A particle moving in x--y plane has initial velocity (u) of ( 2i , 4j ) m/s and final velocity (v) of (8i , -20j ) m/s in time interval of 3 sec.
Find
A) acceleration
B) position
A) To find the acceleration, we can use the formula:
acceleration = (change in velocity) / (time interval)
The change in velocity (Δv) can be found by subtracting the initial velocity from the final velocity:
Δv = v - u = (8i , -20j) - (2i , 4j) = (6i , -24j) m/s
Now, we can calculate the acceleration using the formula:
acceleration = Δv / time interval = (6i , -24j) / 3 = (2i , -8j) m/s^2
Therefore, the acceleration of the particle is 2i - 8j m/s^2.
B) To find the position, we need to integrate the velocity with respect to time.

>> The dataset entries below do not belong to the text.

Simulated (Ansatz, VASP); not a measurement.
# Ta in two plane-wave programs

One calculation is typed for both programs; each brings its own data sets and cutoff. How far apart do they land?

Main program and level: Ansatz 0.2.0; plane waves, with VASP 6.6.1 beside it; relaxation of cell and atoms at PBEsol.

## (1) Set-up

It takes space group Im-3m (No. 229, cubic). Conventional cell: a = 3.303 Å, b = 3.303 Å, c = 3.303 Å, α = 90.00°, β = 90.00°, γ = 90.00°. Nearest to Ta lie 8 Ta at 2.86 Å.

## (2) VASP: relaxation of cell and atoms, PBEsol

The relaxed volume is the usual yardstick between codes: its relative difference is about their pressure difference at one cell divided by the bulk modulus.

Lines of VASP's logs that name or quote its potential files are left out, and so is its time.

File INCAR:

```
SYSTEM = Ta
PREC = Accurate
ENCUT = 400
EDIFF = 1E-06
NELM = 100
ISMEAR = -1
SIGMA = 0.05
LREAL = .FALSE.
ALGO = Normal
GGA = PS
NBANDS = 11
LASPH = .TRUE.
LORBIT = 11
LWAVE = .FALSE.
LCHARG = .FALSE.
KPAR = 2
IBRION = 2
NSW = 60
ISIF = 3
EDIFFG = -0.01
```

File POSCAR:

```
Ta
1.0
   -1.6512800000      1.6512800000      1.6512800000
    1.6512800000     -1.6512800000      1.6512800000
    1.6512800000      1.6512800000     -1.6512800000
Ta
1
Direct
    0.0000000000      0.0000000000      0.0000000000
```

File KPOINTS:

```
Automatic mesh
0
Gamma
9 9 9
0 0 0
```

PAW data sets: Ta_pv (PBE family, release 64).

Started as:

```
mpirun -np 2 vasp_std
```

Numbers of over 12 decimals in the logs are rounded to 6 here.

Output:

Given u = (2i , 4j) m/s, we can integrate each component separately:
x = ∫(2i) dt = 2∫dt = 2t + C1
y = ∫(4j) dt = 4∫dt = 4t + C2
Using the initial conditions at t = 0, we know that x = 0 and y = 0, so the constant terms cancel out:
x = 2t
y = 4t
Therefore, the position of the particle is given by the equations x = 2t and y = 4t.